So, kids, what's the moral of the XZ story?

If you're going to backdoor something, make sure that your changes don't impact its performance. Nobody cares about security - but if your backdoor makes the thing half a second slower, some nerd is going to dig it up.

@bontchev

I'm face-palming that we didn't dig into the weird valgrind errors more. In easy hindsight everything around 5.6.1 should have set off alarm bells.

@mattdm @bontchev You're right, but you're talking with hindsight.
The question is not how you would react with your knowledge right now, the question is did things look weird with the knowledge you had right then and there.

Were the valgrind errors weird? Sure they were.

But there was a responsive upstream, the code was in a "weird" place such as ifunc and compiler optimizations were seemingly involved etc.
The maintainer is responsive, on top of things etc.

The insidious thing is, this is exactly how you need the open source community to react for the whole thing to work.
If we are super suspicious about every contribution, need four people to sign off on every commit etc., would we really have that landscape of amazing open source stuff we have?

I think to assume good intentions is important and should not be given up, even with the experience of being betrayed by a bad actor. Imagine how bad the original maintainer of xz must feel in that situation.

Instead of beating us up over not seeing things that were not obvious, we should approach this better:

Were there clear signs that we missed?

Where there things that gave us a hunch of what was going on? Why did we ignore them?

And on the technical side, I guess we could invest some effort in validating that the tarballs we use to build our source is actually corresponding to the source code we're using.
Fedora already does a lot of things right, e.g. we're not using the shipped configure but we're running aclocal and all the other stuff ourselves.
Improving on that is probably going to get us further than starting to question contributors or contributions. We might not just hit a few backdoor attempts but we might also hit a few accidential maintainer fuckups. And that would be a good benefit for the distro in every case.

@ixs @mattdm @bontchev

Seems upstream maintainers should even more follow the guidance I give to my teams...

If you don’t understand a change; even in a dependency, don’t merge it.

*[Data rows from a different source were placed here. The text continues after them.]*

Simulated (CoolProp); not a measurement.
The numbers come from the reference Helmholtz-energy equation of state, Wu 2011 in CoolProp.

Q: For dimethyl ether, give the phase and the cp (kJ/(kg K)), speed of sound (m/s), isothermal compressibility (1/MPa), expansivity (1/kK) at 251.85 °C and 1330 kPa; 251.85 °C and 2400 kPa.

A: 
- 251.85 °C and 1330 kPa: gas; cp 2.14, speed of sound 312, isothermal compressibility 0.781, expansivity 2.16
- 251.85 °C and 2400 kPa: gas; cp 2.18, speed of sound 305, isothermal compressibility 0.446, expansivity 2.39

Trouble is, most just assume their lib dependencies are well tested by upstream before release, and this should theoretically be sufficient.

Heuristic testing by measuring the call stack depth and process tree depth might help.

@systemalias @ixs

the "upstream maintainer" thing wouldn't have helped here, though....

@mattdm @ixs

The distro layer of testing needs such heuristics in test.

@systemalias @ixs

What would they look like? When would you run them? How would you prevent so many falsely positives that they're ignored?

@mattdm @systemalias @ixs
Those are good questions. The year is 2024. Much of the world relies on these systems. It would irresponsible of an industry to only be asking these questions now. Feels similar to when news pundits feign shock to cover for their complicity. If the questions come from genuine ignorance, that's also an indictment of our industry, because I know Cassandras have been warning about software supply chain for years. The side of the status quo needs to explain themselves to the tech critics, not the other way around.

@toolbear @mattdm @systemalias What and who is forming that industry you are talking about?

If you are talking about the majority of open source developers, they are in fact not an industry.
The exact opposite.

Could you please elaborate who that industry is and who exactly is failing how?
Cause the way I see it (and to reuse a phrase) “the industry” is currently dumpster diving for code and then complains that their supply chain is not doing their job for them.